The Zambia Institute for Policy Research Analysis and Research (ZIPAR) has revealed that Zambia is among 25 countries at high risk of debt distress.
ZIPAR Research fellow Mr. Shebo Nalishebo said, in the past 7 years, the country has added US$1.1 billion and k9.2 billion per year to the stock of external debt and domestic debt respectively.
He said the country usually borrows k1.3 billion to be spent in a year but the mid-year budget review shows that expenditure is currently hitting the margin of annual expenditure.
He was speaking at a meeting held to discuss the mid-year budget performance at Taj Pamodzi hotel in Lusaka today.
“The country cannot muster enough funds domestically thereby resorting to external debt…this action limits the country’s capacity to respond to future shocks hence the need for prudent measures to be taken,” Mr. Nalishebo said.
According to a report issued by ZIPAR, the debt distress the country is likely to face may ultimately lead to default if the country is unable to meet interest payments on time, or may require debt relief.
The report establishes that there has been an increase in expenditure not accompanied by a corresponding increase in domestic revenues thereby leading to massive external borrowing to finance arguably unsustainable expenditure.

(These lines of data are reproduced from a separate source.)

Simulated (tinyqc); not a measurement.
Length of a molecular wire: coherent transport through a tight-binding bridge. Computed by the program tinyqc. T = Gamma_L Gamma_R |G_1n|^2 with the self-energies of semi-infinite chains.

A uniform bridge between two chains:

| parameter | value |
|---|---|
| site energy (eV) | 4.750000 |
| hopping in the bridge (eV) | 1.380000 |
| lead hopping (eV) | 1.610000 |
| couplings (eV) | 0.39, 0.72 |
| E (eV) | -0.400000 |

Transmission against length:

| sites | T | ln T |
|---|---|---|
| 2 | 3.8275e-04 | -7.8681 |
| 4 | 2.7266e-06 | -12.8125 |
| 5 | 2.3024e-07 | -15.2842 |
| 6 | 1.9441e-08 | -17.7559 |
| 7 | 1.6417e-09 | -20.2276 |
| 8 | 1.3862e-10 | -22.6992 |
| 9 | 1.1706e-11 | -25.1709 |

ZIPAR representative noted that the country’s level of indebtedness has led to mistrust by stakeholders and other players in the market, which government needs to regain by committing to austerity measures and limiting spending overruns while enhancing resource morbilisation.
Mr. Nalishebo called on government to prioritise expenditure on projects that stimulate growth and human development as well as have high economic and social returns to boost the country’s revenue.
He noted that government must also consider reducing on certain tax rates to lower business costs and stimulate productivity and production as this will help spur investment in the country.
“Extracting tax from a narrow base leaves the tax payers in a deficit,” said Mr. Nalishebo.
And United Nations International Children’s Emergency Fund (UNICEF) Zambia has called for advocacy towards improving the well-being of children and young people in line with the Seventh National Development Plan to ‘leave no one behind.’
Chief Social Policy and Research personnel, Mr. Samson Murazikwa said the budget is a tool which should be used to influence direction of growth and ensuring poverty reduction.
He said despite the efforts made in the past, the country still has a lot of poor and vulnerable people most of which are children.
He noted that the progression rate for children in schools is not impressive with only 30% of pupils in primary schools moving to secondary level and 10% progressing to tertiary level.
“Never lose sight of high quality education because children are the ultimate game changer,” Mr. Murazikwa said.
He added that it is essential to create more opportunities for children and young people to be able to survive amidst such debt crisis.
Correspondingly, Senior Citizens Association of Zambia (SCAZ) has bemoaned the delay in crediting of social cash transfer to the elderly in various communities.
SCAZ representative, Rose Sishimba said, the cash transfer must be predictable and regular to help recipients plan adequately for their livelihood.
“As we know, older people are already stressed and the deficit makes them more stressful,” she stated.
She added that most vulnerable children come from homes of older people hence the need for them to be well catered for in terms of empowerment and financing.